Castle Peak, Dicks Peak, Freel Peak, Pyramid Peak #2, Tinker Knob

23-Sep-92

By: Ursula and Don Slager


FIVE NORTHERN CALIFORNIA PEAKS

Pyramid Peak #2 (9983)
We hiked to the base of the peak from Highway 50 up the Rocky Canyon drainage. The hike goes quickly, but there are no views until about 8500 ft at the top of the drainage. There is a good trail until it disappears in a heavily grazed meadow at which time it, or cow paths, appears from time to time. The last several hundred feet are up some very large but very stable talus blocks.
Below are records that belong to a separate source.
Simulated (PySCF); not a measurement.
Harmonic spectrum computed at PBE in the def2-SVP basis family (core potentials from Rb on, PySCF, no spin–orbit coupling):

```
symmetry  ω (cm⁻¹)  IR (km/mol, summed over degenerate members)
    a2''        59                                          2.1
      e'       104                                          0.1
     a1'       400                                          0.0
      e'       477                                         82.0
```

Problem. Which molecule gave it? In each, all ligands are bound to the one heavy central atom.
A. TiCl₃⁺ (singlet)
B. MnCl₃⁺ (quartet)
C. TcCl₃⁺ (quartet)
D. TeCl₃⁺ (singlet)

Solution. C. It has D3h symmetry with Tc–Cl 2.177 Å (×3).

The view down to the lakes below i1lustrates the name of Desolation for this wilderness.

Dicks Peak (9974)
A trail from Fallen Leaf Lake begins after a couple of miles of road, which is blocked by a locked gate. About 1/2 mile beyond the gate the Forest Service has built a major parking area with rest rooms and plenty of parking but, for unknown reasons, has not yet opened the gate. The trail joins the PCT after a few miles, and the PCT ascends to Dicks Pass. From here there is a use trail over a small black rise, and then several paths lead up to some class 3 rock which is probably avoidable. We came down a ravine with much sand and loose rock but is quite easy and safe hiking for a small group.

It would be a very pleasant hike except for the tendency to "improve" the trail by dumping a layer of unstable rubble over the path. However, much of the rubble is placed between a boundary of 6-8" wooden beams which are much easier on the feet.

No register was found on the peak. It may be incorporated into a most impressive circular wall of stones built as a wind shelter.

Tinker Knob (8949)
A good trail goes up on the north side of Squaw Creek for about 4 miles, joining the PCT about 1-1/2 miles to the north of Granite Chief. The PCT is in good shape and goes past the foot of Tinkers Knob in another 3 miles, after first descending about 500 feet. The summit is a very easy climb of about 200 feet.

Castle Peak (9103)
There is a "Castle Peak Area" parking lot about 1/2 mile west of Donner Summit. From here we went directly to the base of the peak and up a loose drainage to the summit area. We climbed what appeared to be the highest summit block only to find a register book with a note by Pete Yamagata that the true summit was the second one to the east. This has the 40 foot of Class 3 on the south side with many firm holds; it presented no problem.

From the peak we could see the PCT and a route to it which appeared to save a lot of bushwhacking. The PCT crosses a dirt road which leads to the parking area, but the PCT goes parallel to the Interstate back to Donner Pass. Either walk on the road, or cut toward the Interstate on a conspicuous use trai1 to avoid walking 1/2 mile on the highway.

Freel Peak (10,881)
We have hiked this area from several directions, and prefer the following route: Turn off the Pioneer Trail on Oneidas (about 8 miles from downtown South Lake Tahoe). Oneidas continues as a paved narrow road about 5 miles to a gate which is usually locked. Follow the now dirt road keeping left at the N. Fork of Trout Creek drainage, where there is a use trail, steep and sandy in places, up to the new Tahoe rim trail at a saddle. From here the remnants of a relay station can be seen on Freel Peak. Freel be reached directly after a short rocky scramble. Alternately, the Rim Trai1 can be descended about 400 feet, shirting the North side of Freel and hiking cross country a short distance to the drainage between Freel and Job's Sister (which is almost as high as Freel). Here a trail goes the entire way to the summit.